ACIM Text Reading for September 24
Chapter 30 ~ The New Beginning
VIII. The New Interpretation
Would God have left the meaning of the world to your interpretation? If He had, it has no meaning. For it cannot be that meaning changes constantly, and yet is true. The Holy Spirit looks upon the world as with one purpose, changelessly established. And no situation can affect its aim, but must be in accord with it. For only if its aim could change with every situation could each one be open to interpretation which is different every time you think of it. You add an element into the script you write for every minute in the day, and all that happens now means something else. You take away another element, and every meaning shifts accordingly.

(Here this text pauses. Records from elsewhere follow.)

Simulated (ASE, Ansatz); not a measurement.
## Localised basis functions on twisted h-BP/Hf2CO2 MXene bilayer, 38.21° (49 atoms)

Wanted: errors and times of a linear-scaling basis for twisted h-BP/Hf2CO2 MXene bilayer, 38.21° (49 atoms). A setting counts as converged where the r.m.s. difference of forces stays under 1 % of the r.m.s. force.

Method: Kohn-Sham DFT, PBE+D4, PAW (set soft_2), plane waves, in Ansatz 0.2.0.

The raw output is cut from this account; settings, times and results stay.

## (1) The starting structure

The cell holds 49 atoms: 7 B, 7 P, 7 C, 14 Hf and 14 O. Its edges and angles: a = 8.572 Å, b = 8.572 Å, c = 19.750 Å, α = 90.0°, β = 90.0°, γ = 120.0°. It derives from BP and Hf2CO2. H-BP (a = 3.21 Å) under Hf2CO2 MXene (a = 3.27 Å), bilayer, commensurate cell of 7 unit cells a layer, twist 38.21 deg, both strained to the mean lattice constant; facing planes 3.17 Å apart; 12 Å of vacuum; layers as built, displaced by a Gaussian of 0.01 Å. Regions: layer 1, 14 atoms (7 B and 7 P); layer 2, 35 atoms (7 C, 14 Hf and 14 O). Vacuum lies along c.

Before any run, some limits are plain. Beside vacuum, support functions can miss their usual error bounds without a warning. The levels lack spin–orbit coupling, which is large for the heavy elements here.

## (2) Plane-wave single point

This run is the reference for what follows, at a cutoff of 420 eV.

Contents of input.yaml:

What do your scripts reflect except your plans for what the day should be? And thus you judge disaster and success, advance, retreat, and gain and loss. These judgments all are made according to the roles the script assigns. The fact they have no meaning in themselves is demonstrated by the ease with which these labels change with other judgments, made on different aspects of experience. And then, in looking back, you think you see another meaning in what went before. What have you really done, except to show there was no meaning there? But you assigned a meaning in the light of goals that change, with every meaning shifting as they change.
Only a constant purpose can endow events with stable meaning. But it must accord one meaning to them all. If they are given different meanings, it must be that they reflect but different purposes. And this is all the meaning that they have. Can this be meaning? Can confusion be what meaning means? Perception cannot be in constant flux, and make allowance for stability of meaning anywhere. Fear is a judgment never justified. Its presence has no meaning but to show you wrote a fearful script, and are afraid accordingly. But not because the thing you fear has fearful meaning in itself.
A common purpose is the only means whereby perception can be stabilized, and one interpretation given to the world and all experiences here. In this shared purpose is one judgment shared by everyone and everything you see. You do not have to judge, for you have learned one meaning has been given everything, and you are glad to see it everywhere. It cannot change because you would perceive it everywhere, unchanged by circumstance. And so you offer it to all events, and let them offer you stability.
Escape from judgment simply lies in this; all things have but one purpose, which you share with all the world. And nothing in the world can be opposed to it, for it belongs to everything, as it belongs to you. In single purpose is the end of all ideas of sacrifice, which must assume a different purpose for the one who gains and him who loses. There could be no thought of sacrifice apart from this idea. And it is this idea of different goals that makes perception shift and meaning change. In one united goal does this become impossible, for your agreement makes interpretation stabilize and last.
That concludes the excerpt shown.